It is only December 29th but time to move past the Christmas baking. Lots of cookies and cakes were baked over the holiday season. I don’t have any special recipe for New Year’s desserts but chocolate is always good when the weather is cold. Chocolate is a lot easier to handle when the weather is cool.
My recipe for today is a Dutch Baby. I am probably one of the last ones to know about this dish but happy I finally found it. A TV show in Japan was demonstrating recipes from the TV show Chicago Fire and the Dutch Baby was the recipe demonstrated. I grew up using cast iron skillets and I have bad memories about washing them so that is why I don’t have one in my house now. Anyway, after seeing the explanation about the Dutch Baby I decided it was time to reacquaint myself with iron skillets.
Basically, the Dutch Baby has a popover like bottom and then topped with your favorite fruit or other filling.
Basic Recipe for a small 15 cm iron skillet
(15 minutes prep time and 15 minutes for baking)
Serves 2 – 3
30 grams all purpose flour
1 teaspoon sugar
50 grams milk
Approximately 1 teaspoon butter for coating the pan
1. In a bowl, sift together the flour and sugar then add the egg and mix with a small whisk.
2. Lastly, add in the milk in about 3 portions and mix with the whisk. Just stir enough to combine everything.

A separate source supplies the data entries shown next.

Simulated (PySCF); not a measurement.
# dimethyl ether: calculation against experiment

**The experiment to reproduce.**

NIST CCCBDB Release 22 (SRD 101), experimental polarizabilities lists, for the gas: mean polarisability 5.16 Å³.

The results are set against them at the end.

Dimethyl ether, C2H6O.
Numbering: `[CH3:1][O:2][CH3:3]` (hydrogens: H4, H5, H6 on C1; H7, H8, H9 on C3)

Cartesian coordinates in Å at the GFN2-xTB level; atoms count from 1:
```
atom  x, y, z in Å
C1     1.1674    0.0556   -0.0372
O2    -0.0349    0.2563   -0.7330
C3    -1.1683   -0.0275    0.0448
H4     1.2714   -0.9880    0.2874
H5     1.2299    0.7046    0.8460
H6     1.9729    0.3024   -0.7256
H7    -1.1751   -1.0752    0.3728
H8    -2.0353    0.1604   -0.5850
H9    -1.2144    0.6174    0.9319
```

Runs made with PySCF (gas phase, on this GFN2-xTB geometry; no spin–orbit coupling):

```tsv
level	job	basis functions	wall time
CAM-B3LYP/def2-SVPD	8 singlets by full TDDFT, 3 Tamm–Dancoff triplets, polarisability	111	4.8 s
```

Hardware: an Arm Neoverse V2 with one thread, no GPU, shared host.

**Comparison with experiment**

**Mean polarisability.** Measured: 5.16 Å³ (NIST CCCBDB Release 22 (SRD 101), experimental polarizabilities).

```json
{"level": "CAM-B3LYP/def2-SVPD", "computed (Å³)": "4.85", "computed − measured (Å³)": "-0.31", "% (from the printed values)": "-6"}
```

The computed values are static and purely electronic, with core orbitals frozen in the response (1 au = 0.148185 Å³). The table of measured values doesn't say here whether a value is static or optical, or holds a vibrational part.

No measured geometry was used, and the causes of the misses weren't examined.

3. Preheat the over to 200 degrees Celsius then place the iron skillet in the oven for 10 minutes to warm up. When heated, add the butter and swirl it around the pan to coat it entirely.
4. Pour the batter into the pan and put back into the oven and back for about 15 – 18 minutes.
5. Remove from the oven and fill with your favorite filling. There is a lot of air in the Dutch Baby when it is baked so after removing it will deflate like a souffle.
For my Dutch Baby filling, I lightly sauteed an apple that was peeled & sliced in a fry pan with about 3 tablespoons sugar and a few dashes cinnamon.
My recommendation is to serve it warm just out of the oven. Always be careful to handle the skillet since it very hot.